Using Deep Experience and Expertise to Help Advisers, Investors and Companies Better Understand And Navigate UK Merger Control
I have been closely involved in hundreds of UK merger investigations over the past twenty years, both as an independent consultant and as Head of Merger Economics with one of the CMA’s predecessor bodies.
I regularly work alongside other professional advisers, either as part of a core team or by providing expert input and challenge at key points.
My consulting work mainly falls under six, related headings:
Understanding and Navigating CMA Merger Investigations
I work with investors, investment management firms and with companies to help them understand how the CMA process works and how to interpret what is going on so that they can make better decisions and avoid common misunderstandings.
Some of my key clients under this heading are non-UK organisations who value access to in-depth knowledge of the UK merger control system.
Assessing UK Merger Control Risks and Investigation Prospects
Companies, advisers and investors examine merger control risks (and opportunities) at various stages in the M&A process – from screening potential merger targets, to judging whether to notify their merger to the CMA.

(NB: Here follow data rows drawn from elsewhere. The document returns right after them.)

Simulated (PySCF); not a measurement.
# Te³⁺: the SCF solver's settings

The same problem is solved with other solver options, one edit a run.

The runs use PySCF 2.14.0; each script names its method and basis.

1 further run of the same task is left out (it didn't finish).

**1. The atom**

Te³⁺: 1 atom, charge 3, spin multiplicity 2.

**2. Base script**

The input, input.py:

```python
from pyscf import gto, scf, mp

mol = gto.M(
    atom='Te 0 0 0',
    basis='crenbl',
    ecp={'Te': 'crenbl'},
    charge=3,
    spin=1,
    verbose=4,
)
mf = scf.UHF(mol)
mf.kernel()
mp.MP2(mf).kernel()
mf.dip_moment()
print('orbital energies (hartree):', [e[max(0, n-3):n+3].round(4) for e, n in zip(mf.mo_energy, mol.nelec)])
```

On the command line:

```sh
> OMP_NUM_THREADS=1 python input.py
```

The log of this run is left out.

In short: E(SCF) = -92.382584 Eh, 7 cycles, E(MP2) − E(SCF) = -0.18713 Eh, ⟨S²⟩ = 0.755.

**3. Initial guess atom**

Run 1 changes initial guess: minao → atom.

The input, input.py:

I regularly advise investors and investment managers on the prospects for mergers that are involved in a in-depth Phase 2 investigation. (Further details here)
My detailed database of the 400+ CMA merger investigations enables me to use data analytics to inform the assessments. This provides a wider view than is often achieved, and a valuable cross-check on the analysis typically undertaken.
Providing Constructive Challenge To The Case
Companies and advisers can become very attached to their merger plans and to the case that they wish to advance to the CMA. When this happens it can get in the way of good decision-making and of identifying and developing the best possible case.
Some clients therefore ask me to act as a constructive challenger to the case, variously described as a ‘devil’s advocate’, a ‘second chair’, or a ‘fresh pair of eyes’. This often involves anticipating the points that the CMA may raise in response, drawing on my previous experience in challenging mergers for the UK competition authorities. The role is all about providing ideas and solutions that help strengthen the case being made.
Building And Making The Best Case
There is no such thing as a perfect case to put forward. But there is always scope for making a better case and for presenting it better.
Often working with other leading advisers, I use my knowledge of previous cases to help marshall the best arguments and evidence and to place them in context. A key part of this is how to focus on evidence-gathering and analysis that really matters, using lessons from, and research on, past cases.
For competitors or customers there are additional questions as to whether, when and how to intervene in supporting or opposing a merger. Data from past cases can help to inform the best approach and counter popular misunderstandings
Preparing For Key Hearings
Good preparation for investigation hearings is very important to many merger cases and very easy to get wrong, either by doing too much, too soon – or by doing too little, too late.There is no ‘one size fits all’ approach but many lessons from best practice.
- brief companies on the hearing process,
- advise on the best approach to adopt in preparation,
- advise on the questions that the CMA will ask and
- help rehearse executives for the hearing, often as a member of a ‘mock’ CMA panel
Briefing The CMA On Why No Investigation Is Needed
As well as extensive experience in formal investigations I have also regularly assisted companies put together a short briefing paper for the CMA setting out why their merger does not justify investigation, as is provided for under the CMA’s procedures.